Imam Bayildi – The Imam fainted.
This Turkish stuffed eggplant dish has two stories as to how it got its name. The first is that the Imam fainted because it was so delicious, the second is that when he realised that the olive oil that was his wife’s dowry was all gone, he fainted because of the expense. Either could easily be true. The dish is delicious, and it does use a lot of oil.
I’m not even going to pretend that this dish is healthy. It is absolutely laden with oil, which in my view is the ONLY WAY cook eggplant properly. Skimp on the oil when cooking any eggplant dish and it is just NASTY. But then I have a complete horror of undercooked eggplant.
Anyway, tirade off. This dish is yummy, if not particularly pretty. The taste is the real highlight, unctuous, garlicky and sweet. It gets my seal of approval for meltingly soft, properly cooked eggplant. I can’t remember where I got the recipe originally, just that I started making it after a fabulous trip to Turkey eight years ago, where I first ate it. It is delicious at room temperature with some crusty bread and salad and, while it does have a few steps, it is still pretty easy to make.

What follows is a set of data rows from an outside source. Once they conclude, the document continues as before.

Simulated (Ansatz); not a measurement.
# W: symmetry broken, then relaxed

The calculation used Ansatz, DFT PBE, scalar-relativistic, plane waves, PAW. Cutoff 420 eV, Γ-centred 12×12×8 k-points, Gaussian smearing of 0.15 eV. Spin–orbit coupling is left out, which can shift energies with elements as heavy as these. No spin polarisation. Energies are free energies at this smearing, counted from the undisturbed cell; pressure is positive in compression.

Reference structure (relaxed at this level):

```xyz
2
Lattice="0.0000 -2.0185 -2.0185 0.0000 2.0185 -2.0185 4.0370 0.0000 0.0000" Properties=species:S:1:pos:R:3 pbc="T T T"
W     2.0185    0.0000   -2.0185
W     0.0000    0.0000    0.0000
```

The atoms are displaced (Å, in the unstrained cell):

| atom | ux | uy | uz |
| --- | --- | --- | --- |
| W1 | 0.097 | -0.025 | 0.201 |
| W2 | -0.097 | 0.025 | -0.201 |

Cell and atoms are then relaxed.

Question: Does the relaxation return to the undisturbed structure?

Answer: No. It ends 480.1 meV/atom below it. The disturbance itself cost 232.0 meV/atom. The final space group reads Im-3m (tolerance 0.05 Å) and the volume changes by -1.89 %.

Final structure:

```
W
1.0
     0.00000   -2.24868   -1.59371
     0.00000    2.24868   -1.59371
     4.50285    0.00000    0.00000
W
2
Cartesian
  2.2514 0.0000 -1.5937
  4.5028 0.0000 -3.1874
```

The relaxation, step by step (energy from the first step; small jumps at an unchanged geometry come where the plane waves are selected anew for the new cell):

My way of making it is not traditional. The usual recipe uses skinny eggplants stuffed whole, I have used larger ones and scooped out the centres and cooked the pulp. (See? I told you I have a horror of undercooked eggplant). You’ll also notice I don’t salt and drain the eggplant. I honestly cannot tell the difference between salted, drained and unsalted if the eggplant is fresh, so I never bother.
Imam Bayildi makes a great dish to take as part of a shared meal and nobody will EVER complain that it is vegan. It just happens to be vegan with no changes at all, like so much great Middle Eastern food.
I made this for a big Middle Eastern themed lunch my family had to celebrate the three generations of mothers in the family on Mothers Day.
This is my mothers day lunch plate. Clockwise from the top: Couscous with vegetables made by my mum, chickpea, tomato and cucumber salad made by my niece, quinoa with almonds, pumpkin seeds, currants, lentils, pomegranate seeds and rocket made by another niece, my imam bayildi, and a baked sweet potato with chickpea stew made by my son and daughter in law. Everyone made lots of vegan food, even though I am the only vegan and one of my nieces is vegetarian. My sister even made me a special vegan dessert. 🙂
- 4 long, purple eggplants (not the really fat ones and not the completely skinny ones)
- ¾ cup olive oil (quite probably more)
- 6 cloves of garlic, peeled and crushed
- 2 large onions halved and sliced thinly
- 2 red peppers, sliced thinly
- 1 can of diced tomato or equivalent fresh.
- a big handful of chopped fresh Italian parsley
- 1 cup tomato puree
- Halve the eggplants lengthwise and peel some strips of peel off so they are striped.
- Score the flesh in a crossed pattern, make sure not to cut through the skin.
- Put the eggplants into a steamer cross hatch side down cook for a few minutes to soften the pulp a bit This also works in a microwave. This step makes the pulp easier to remove and lessens the amount of oil the eggplants will absorb.
- Remove the pulp with a spoon leaving a ½ cm thick skin.
- Heat ½ cup of oil in a large frying pan and fry the eggplants both side until golden and soft.
- Remove the eggplants from the pan and place in a single layer in a baking pan.
- Sprinkle with a small amount of salt.
- Fry the eggplant pulp until soft and golden brown. Remove from the pan.
- Add the remaining oil to the pan and fry the onions, garlic and peppers until soft and translucent. Add the tomatoes, parsley, and cooked eggplant pulp and salt to taste.
- Spoon the filling into the eggplant halves, pour the tomato puree into the baking pan and cover with foil and bake in a 200 degree C oven for 1 hour,
- Remove the foil. If the tomato puree has dried out add some water.
- Baste with the tomato liquid if the eggplant or filling looks like it is drying out and bake uncovered for another 30 minutes or until the liquid reduces to a syrup and they are utterly soft. If in any doubt, cook for longer.